After we exited the canyon we got into a running groove in the heavy sand and made pretty good time back to the the Horseshoe Bend aid station, both feeling great. The next few hours for me were just enjoyable. Steve and I are old friends and we spent the time catching up with each other, telling stories and laughing. We weren’t taking it slow, but we just enjoyed the moment and to me it felt a lot like an adventure run with a great friend.
When we hit the Page Rim aid station Matt Williams jumped in to run the final 10 mile section with us. I had been looking forward to this section all day because there wasn’t as much sand and now we could get into a good groove. My legs felt relatively fresh, so we ran at a decent clip most of the loop. The views of Lake Powell and Glen Canyon dam were very good and again we saw Matt Van Horn with his drone getting some spectacular video. With a few miles to go my legs felt fantastic and I had a burst of energy, so I pushed a pretty good pace into the finish. As I rounded the corner to the finish chute I was again hit with a wave of adrenaline and emotion. As tough as the course was I had an incredible day. I felt fantastic the entire 50 miles and I was able to finish strong.

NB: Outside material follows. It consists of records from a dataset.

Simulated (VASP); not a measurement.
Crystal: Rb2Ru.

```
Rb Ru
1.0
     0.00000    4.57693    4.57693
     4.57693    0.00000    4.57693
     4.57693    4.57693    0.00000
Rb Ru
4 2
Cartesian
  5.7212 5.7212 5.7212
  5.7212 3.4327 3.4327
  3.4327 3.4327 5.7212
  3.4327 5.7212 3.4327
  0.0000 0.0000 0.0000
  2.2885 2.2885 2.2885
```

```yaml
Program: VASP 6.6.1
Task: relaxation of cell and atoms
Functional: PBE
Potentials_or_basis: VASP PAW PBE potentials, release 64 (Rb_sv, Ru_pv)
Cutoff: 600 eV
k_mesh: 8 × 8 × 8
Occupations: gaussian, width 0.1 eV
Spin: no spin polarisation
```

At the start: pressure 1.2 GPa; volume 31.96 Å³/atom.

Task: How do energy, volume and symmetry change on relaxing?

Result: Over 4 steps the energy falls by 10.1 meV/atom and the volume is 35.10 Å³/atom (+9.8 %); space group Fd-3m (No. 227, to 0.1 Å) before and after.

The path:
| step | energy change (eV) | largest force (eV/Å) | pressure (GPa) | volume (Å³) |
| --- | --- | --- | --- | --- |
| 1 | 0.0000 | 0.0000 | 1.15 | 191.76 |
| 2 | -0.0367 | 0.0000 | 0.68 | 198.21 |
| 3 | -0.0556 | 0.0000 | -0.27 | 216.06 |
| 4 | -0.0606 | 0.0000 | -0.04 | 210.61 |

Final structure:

This is a challenging course, but one of the reasons I run ultras is to challenge my body and mind and it was the perfect stage for that. The views we encountered were so good that it is hard to describe. Many runners talk about getting a runners high. For me it is like a spiritual experience when emotion, joy and adrenaline collide and I was able to experience that many times over the 50 mile course making this race one I will always remember.